Diplo-Notes, Year-End Edition
For starters, building on the recent inroads made by the Cuban church with the island's Communist government, earlier this week Rome's "foreign minister" Archbishop Dominique Mamberti visited Havana, where he met with President Raul Castro (above) -- an occasion for which, press reports noted, the usually fatigue-clad brother of Fidel conspicuously "suited up."
Then, earlier today, a years-long path to full diplomatic relations reached its close at simultaneous ceremonies at the Home Office and the Kremlin as the freshly-elevated Russian Ambassador Nicolai Sadchikov and Apostolic Nuncio to Moscow Archbishop Antonio Mennini respectively presented their credentials.
And now, in another signal breakthrough, after a bilateral commission of top officials representing the Vatican and Vietnam met this week, the two sides agreed to the appointment of a "nonresident Representative of the Holy See" to Hanoi.

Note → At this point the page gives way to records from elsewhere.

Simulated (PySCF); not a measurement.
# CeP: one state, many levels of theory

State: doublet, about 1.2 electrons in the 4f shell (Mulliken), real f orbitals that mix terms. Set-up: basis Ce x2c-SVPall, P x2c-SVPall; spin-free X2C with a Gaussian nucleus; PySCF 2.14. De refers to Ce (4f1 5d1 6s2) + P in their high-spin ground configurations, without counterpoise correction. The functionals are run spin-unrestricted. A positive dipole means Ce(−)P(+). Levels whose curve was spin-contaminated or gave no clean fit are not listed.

In its announcement this morning, the joint working-group noted the progress accomplished by "the address of His Holiness Pope Benedict XVI during the last Ad Limina visit of the Vietnamese Bishops and the Holy Father’s Message to the Catholic Church in Vietnam" last November, as the country's 5.6 million Catholics (roughly seven percent of Vietnam's population) observed a Jubilee Year commemorating the 350th anniversary of the church's first general oversight there.
As the commission noted that "these teachings" of Benedict's "would serve as an orientation for the Catholic Church in Vietnam in the years ahead," it's especially significant that both papal texts spoke of the importance of a "healthy collaboration" between the church and a government viewed with suspicion among many Vietnamese Catholics amid instances of persecution that've emerged over recent years.
While the reports include the arrest and assault of ecclesial critics of the regime and the fining of Catholic families who've exceeded the government's mandatory two-child policy in observance of the church's teaching on artificial contraception, the signal moment of the recent church-state clashes came in 2008 as the faithful held demonstrations calling for the restoration of church property in the capital, Hanoi, which had been seized by the state.
The regime's push to quash the prayer rallies saw the children of demonstrators threatened with grade penalties or expulsion from school, the Hanoi bureau chief for the Associated Press beaten up after he went to cover a demonstration, and a concerted campaign to discredit the city's archbishop, Ngo Quang Kiet, who indicated his willingness to be jailed in defense of his flock's right to prayerfully protest.
Having been kept for a time under house arrest "with the unconcealed objective of forcing his resignation or removal," late last year the 57 year-old archbishop -- named to the capital in 2005 -- announced that "deteriorating health" necessitated his resignation.
As the rationale quickly became viewed as a diplomatic veil to seek a successor more amenable to the government, in April Rome named a 72 year-old prelate, Bishop Pierre Nguyen Van Nhon, as Ngo's coadjutor. The archbishop's resignation was accepted three weeks later, and his successor will be among the 38 archbishops receiving the pallium from the Pope at Tuesday's celebrations of Saints Peter and Paul.
In his ad limina speech to the Vietnamese bench -- delivered a year ago tomorrow -- Benedict told the prelates, "You know, as well as I do, that healthy collaboration between the church and the political community is possible.
"In this regard," the pontiff explained, "the church invites all her members to be loyally committed to building a just, supportive and fair society. Her intention is certainly not to replace government leaders; she wishes only to be able to play a just role in the nation's life, at the service of the whole people, in a spirit of dialogue and respectful collaboration."
While the diplomatic status the Vatican representative to Hanoi will enjoy was not clarified in this morning's announcement, today's completion of ambassador-level relations with Russia now gives the Holy See full representation in 179 countries, plus its state-level observer status at the UN and its "special relations" missions at the European Community and with the Palestinian Authority.